The decision comes after the fund suffered a spike in withdrawals from investors.
Sales and purchases of the Woodford Equity Income fund have been suspended following a wave of new redemptions.
In a statement posted on Woodford Asset Management’s website, it was announced that the issue, cancellation, sale, redemption and transfer of shares in the fund have been suspended.
The decision comes after the fund suffered a spike in withdrawals from investors. According to the Financial Times, Kent County Council recently notified Woodford it would withdraw its £250 million holding.
The fund’s assets under management have fallen from £10 billion around two years ago to under £4 billion at present.
According to the statement, the decision to suspend trading was taken to “protect the investors in the fund.”
As Ryan Hughes, head of active portfolios at AJ Bell, points out, unquoted companies held within the portfolio increased the strain caused by these redemptions.

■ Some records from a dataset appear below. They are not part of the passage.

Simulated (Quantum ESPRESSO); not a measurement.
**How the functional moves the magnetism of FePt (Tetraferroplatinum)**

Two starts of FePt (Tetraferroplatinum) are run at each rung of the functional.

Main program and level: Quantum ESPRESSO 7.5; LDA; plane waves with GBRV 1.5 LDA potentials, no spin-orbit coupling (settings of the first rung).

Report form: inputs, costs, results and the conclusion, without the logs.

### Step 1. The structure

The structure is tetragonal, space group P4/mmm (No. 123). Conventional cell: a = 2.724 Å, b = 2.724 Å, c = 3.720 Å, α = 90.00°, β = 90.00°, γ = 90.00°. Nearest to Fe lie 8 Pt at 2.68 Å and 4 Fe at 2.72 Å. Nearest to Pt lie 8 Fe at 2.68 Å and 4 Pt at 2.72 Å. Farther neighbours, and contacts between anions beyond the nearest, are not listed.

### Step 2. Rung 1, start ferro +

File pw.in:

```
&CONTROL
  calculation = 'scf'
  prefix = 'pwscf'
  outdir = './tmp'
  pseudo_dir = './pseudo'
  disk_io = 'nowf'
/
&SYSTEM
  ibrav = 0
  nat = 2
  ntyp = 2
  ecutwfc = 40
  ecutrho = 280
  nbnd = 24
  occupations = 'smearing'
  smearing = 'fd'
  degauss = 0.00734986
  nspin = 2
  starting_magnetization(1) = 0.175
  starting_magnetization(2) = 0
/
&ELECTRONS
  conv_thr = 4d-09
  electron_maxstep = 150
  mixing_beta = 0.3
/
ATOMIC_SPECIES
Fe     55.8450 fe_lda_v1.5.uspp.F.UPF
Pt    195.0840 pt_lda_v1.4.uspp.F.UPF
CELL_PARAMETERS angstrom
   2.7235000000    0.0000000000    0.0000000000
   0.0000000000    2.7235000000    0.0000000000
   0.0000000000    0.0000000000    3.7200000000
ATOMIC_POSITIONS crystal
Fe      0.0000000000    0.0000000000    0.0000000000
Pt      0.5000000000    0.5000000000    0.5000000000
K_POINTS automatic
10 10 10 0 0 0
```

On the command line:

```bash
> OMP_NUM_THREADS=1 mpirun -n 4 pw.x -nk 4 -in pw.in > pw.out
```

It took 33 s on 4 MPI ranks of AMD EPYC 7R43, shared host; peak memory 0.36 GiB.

In open-ended funds, when investors sell their holdings, the fund has to sell a portion of its underlying assets to return cash to the investor. However, unquoted companies often taken longer to sell.
According to Hughes: “it is clear that the fund was having to sell the more liquid holdings to fund the redemptions, which in turn can exacerbate the problem. This is not a decision that will have been taken lightly and it is done to protect the interests of remaining investors.”
A similar inability to sell illiquid assets caused a number of open-ended property funds to suspend trading following the 2016 Brexit vote.
The temporary suspension, the statement notes, is intended to give Woodford time to reposition the fund’s portfolio from unquoted shares to more liquid investments.
However, Adrian Lowcock, head of personal investing at Willis Owen, warns that the suspension may see more investors eventually jump ship. He notes: “Investors will understandably be concerned and, unfortunately, while the fund is suspended they will not be able to get their money.
“The suspension is likely to result in further outflow requests once the fund reopens, putting more pressure on Woodford.”
In a note to shareholders in March 2019, Woodford argued that right now was the best time to buy UK shares in three decades. Pointing out that domestic UK equities have been unfairly punished since the Brexit vote in June 2016, he said the UK market is “a valuation opportunity, the likes of which I haven’t seen for more than 30 years.”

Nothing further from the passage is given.